Question

The point P(x,y) moves so that the sum of the squares of tis distances from (4,1) and (2,-5) is 45. Find the equation of the locus

Answer 1

a sum of squares defines a circle; or perhaps an elipse

Answer 2

(4-2)^2 + (1--5)^2 = 45

4 + 36 = 45 ; /45

4/45 + 36/45 = 1 ; need a constant of variation somplace :)

Answer 3

the equation of the locus? i assume that means its center, or dies it mean foci?

Answer 4

(4,1) is one foci; (2,-5) is the other foci; this is an ellipse that is tilted

Answer 5

the tilt is the angle from foci to foci

Answer 6

slope = 6/2 = 3; which might be useful, tan(t) = 3

But the distance between the foci divided by 2 tells us the center point, right?

sqrt(2^2 + 6^2); sqrt(4+36); sqrt(40) = 2sqrt(10)

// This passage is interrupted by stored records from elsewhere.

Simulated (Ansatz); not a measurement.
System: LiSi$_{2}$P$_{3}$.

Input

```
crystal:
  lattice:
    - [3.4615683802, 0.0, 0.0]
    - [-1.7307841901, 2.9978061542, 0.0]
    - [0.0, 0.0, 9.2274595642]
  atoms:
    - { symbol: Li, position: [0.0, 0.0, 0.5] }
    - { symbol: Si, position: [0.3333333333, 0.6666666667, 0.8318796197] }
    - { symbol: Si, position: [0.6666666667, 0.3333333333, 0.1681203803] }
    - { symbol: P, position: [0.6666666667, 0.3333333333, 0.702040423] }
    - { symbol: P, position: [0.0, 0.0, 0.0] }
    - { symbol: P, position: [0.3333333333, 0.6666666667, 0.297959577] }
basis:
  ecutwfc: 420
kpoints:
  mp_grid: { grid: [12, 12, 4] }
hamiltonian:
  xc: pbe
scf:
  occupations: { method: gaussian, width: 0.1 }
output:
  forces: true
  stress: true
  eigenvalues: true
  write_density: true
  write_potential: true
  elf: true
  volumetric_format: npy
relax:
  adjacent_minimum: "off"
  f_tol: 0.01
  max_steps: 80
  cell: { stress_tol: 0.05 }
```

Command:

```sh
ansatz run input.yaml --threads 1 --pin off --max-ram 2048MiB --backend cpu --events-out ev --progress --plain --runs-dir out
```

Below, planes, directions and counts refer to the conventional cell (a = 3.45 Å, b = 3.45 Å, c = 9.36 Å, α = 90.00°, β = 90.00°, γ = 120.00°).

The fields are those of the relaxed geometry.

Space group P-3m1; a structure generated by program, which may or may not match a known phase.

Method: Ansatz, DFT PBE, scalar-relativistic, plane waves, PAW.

d/2 = sqrt(10) between the foci :)

Answer 7

wow...am so confused my lecturer told us to skip this question but...i just wanted to get a feel on how the working would look..:|

Answer 8

halfway between 2 and 4 is 3; so its centerd at x=3

halfway between -5 and 1 is -2; so its centered at y=-2

(x-3)^2 (y+2)^2
------ + ------- = 1 should be a general set up
a^2(45) b^2(45)

Answer 9

oh ok makes a little more sense now thanks so much amistre!

Answer 10

the titled/rotated conics are pretty cool, but I aint got all the info in my head to do them :)

Answer 11

thats the double intercept formula that you used?

Answer 12

okay...lol

Answer 13

i got no idea what the formula is called :) but yes, its the one that makes an ellipse ;)

Answer 14

okay cool thanks again so much really do appreciate amistre!

Answer 15

just in case:

\[\frac{(x-3)^2}{(60-20\sqrt{3})}+\frac{(y+2)^2}{(50-20\sqrt{3})}=1; \text{tilted at an angle of: a = }tan^{-1}(3)\]

Answer 16

\(\frac{(x-3)^2}{(60-20\sqrt{3})}+\frac{(y+2)^2}{(50-20\sqrt{3})}=1; \text{tilted at an angle of: a = }tan^{-1}(3)\)

Answer 17

lol .... titled at an angle of: a = tan-1(3)

Answer 18

okay